Capitalism and Its Critics: A Long-Term View

Read this article about the history of capitalism. Although the term capitalism was coined in the 19th century, its practices are much older.

Business, Violence and Enlightenment: Capitalist Expansion in the Early Modern Period

The European expansion into the rest of the world since the fifteenth century had many motives and driving forces, but the resources, ambitions, greed, and enterprising spirit of West European commercial and finance capitalists were, no doubt, among them. From the sixteenth to the eighteenth century, capitalism developed a new pattern: In overseas trade, in the colonies, and connected with this, in the economic life of Europe. A new symbiosis between business and violence characterized capitalism during those centuries, particularly outside Europe - but under the influence of Europeans - as became evident in the many wars and raids, but also in the plantation system on the basis of unfree labor. Certainly, slavery was not a capitalist invention, but the capitalist plantation economy in Brazil, the Caribbean, and the southern regions of North America triggered a huge expansion of the slave trade and slavery. According to Marx, modern capitalism came into the world soaked in blood and filth, as a result of violence and suppression. This is only a half-truth historically, but none the less a correct observation when one considers the connection between the rise of capitalism and colonization. This connection is currently intensively researched.6

Within Europe, capitalism continued its expansion into the world of production, which was accordingly reshaped. Think of the different types of agrarian capitalism in Western and Eastern Europe, think of mining and metal-producing industries, and think of the proto-industrial reorganization of cottage industry in most industrial regions of Europe. Productivity growth was one major consequence that decisively improved the life chances - and frequently the survival chances - of a rapidly growing population. However, new forms of inequality, dependence, and exploitation also followed, which could not be realized without some violence and many social conflicts.

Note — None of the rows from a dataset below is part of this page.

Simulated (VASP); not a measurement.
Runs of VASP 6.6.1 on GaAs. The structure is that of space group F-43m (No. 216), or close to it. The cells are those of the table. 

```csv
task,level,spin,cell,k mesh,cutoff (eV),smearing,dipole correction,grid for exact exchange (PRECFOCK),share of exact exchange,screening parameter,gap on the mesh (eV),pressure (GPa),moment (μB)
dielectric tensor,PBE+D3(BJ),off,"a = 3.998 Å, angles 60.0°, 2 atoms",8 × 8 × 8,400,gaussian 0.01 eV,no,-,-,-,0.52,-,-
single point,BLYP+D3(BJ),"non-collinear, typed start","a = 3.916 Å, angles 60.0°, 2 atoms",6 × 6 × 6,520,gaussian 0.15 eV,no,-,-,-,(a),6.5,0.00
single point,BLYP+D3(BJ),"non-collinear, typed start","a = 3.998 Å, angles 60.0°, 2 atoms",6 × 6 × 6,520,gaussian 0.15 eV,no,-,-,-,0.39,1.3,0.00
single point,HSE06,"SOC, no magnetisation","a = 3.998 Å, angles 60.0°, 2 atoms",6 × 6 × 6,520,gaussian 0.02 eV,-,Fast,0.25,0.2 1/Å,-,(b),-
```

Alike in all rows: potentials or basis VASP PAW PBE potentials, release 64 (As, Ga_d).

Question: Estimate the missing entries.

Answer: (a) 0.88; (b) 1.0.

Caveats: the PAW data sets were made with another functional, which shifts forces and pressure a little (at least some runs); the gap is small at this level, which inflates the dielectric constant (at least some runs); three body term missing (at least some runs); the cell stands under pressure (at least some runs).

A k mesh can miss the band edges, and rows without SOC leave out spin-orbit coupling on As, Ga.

The combination of merchant and finance capitalism with colonialism triggered innovations. The enterprise, a core element of capitalism in its process of consolidation, became more clearly profiled by gaining elements of a legal and institutional identity beyond the people who founded and managed it. The Dutch Vereenigde Oostindische Compagnie (the VOC, founded in 1602) was just one, but a famous example among several firms founded for the purpose of colonial trade in a number of countries, especially in the Netherlands, England, and France. An impressive capital fund (6.5 million guilders) on the basis of shares, more than 200 shareholders with limited liability, power with a board of directors, sophisticated organization with a transnational and transregional reach, a central office in Amsterdam soon with about 350 employees, a diversified portfolio of trading activities including some production units, for example a spinning mill in India: A very modern corporation, indeed. However, it rested on the foundations of political privilege and was a monopoly with extensive quasi-governmental powers. The Dutch government had conferred on the VOC the right to operate all Dutch trading business east of the Cape of Good Hope, along with the authorization to wage war, conclude treaties, take possession of land, and build fortresses. The VOC executed these rights, often in armed struggle with competitors from other countries. The distinction between conducting capitalist business and waging war was fluid. There were years in which the company apparently drew the major share of its income from the seizure of competing or enemy ships.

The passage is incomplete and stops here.